Electric Plasma Rocket Could Travel to Mars in 40 Days

Replacing chemical rockets with electric motors could cut the 6 month travel time between Earth and Mars by 75%. A company called Ad Astra has successfully tested a 200 Kw proto-type electro-magnetic thruster at full power and says a 20-megawatt engine could propel human missions to Mars in just 39 days.

A VAriable Specific Impulse Magnetoplasma Rocket (VASIMR) sometimes referred to as Electro-thermal Plasma Thruster or Electro-thermal Magnetoplasma Rocket, capable of reaching speeds of up to 126,000 miles per hour, uses radio waves to ionize and heat a gas such as argon, xenon, or hydrogen to 51.8 million degrees Fahrenheit (11 million degrees Celsius) contained and directed by a magnetic field to accelerate the resulting plasma and generate thrust.

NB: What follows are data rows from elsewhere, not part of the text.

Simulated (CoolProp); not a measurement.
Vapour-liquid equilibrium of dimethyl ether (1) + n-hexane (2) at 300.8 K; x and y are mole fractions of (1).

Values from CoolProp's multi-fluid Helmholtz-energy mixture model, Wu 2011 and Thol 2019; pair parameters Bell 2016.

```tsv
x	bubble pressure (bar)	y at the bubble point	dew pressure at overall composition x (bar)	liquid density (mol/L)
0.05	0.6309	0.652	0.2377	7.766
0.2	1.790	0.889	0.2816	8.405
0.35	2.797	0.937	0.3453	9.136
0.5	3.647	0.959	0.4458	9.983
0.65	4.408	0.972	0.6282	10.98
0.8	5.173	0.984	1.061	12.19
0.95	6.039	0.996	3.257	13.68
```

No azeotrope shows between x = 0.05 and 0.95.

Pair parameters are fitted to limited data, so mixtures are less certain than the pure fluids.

We've had a look at Plasma Jet Engines possibly replacing fossil fueled jet turbines in commercial aircraft and it seems Plasma motors are the preferred option for NASAs future propulsion systems. Although a VASIMR is not suitable to launch payloads from the surface of the Earth due to its low thrust to weight ratio, they are well suited to act as an upper stage and can reduce the fuel requirements for in-space transportation, in some applications they are one-twentieth the cost of operating chemical rockets.

As with a Plasma Jet Engine, the electrical power source may be a challenge. As a station keeping motor on the International Space Station (ISS) the VASIMR could maintain the ISS's orbit without requiring any additional fuel as the motor would be powered by the Stations solar panels and use hydrogen as the propellant gas which is already generated as a waste product on the Station.

While the 200-kilowatt prototype VASIMR engine will suffice for ISS station keeping, the distance between the Earth and Mars varies between 35 and 250 million miles (55 million and 400 million kilometers) depending on their points of orbit, so a 20-megawatt plasma rocket is required for a human flight to Mars. Solar isn't really an option at these power levels. The entire solar array on the ISS generates 120 kW. Using Solar to generate 20 MW would require an array 160 times the size and it would produce less energy as the spacecraft traveled further away from the sun so the only option is a Nuclear power source.

The VASIMR is expected to be put to work on the ISS for orbit re-boosting duty in late 2013 or early 2014.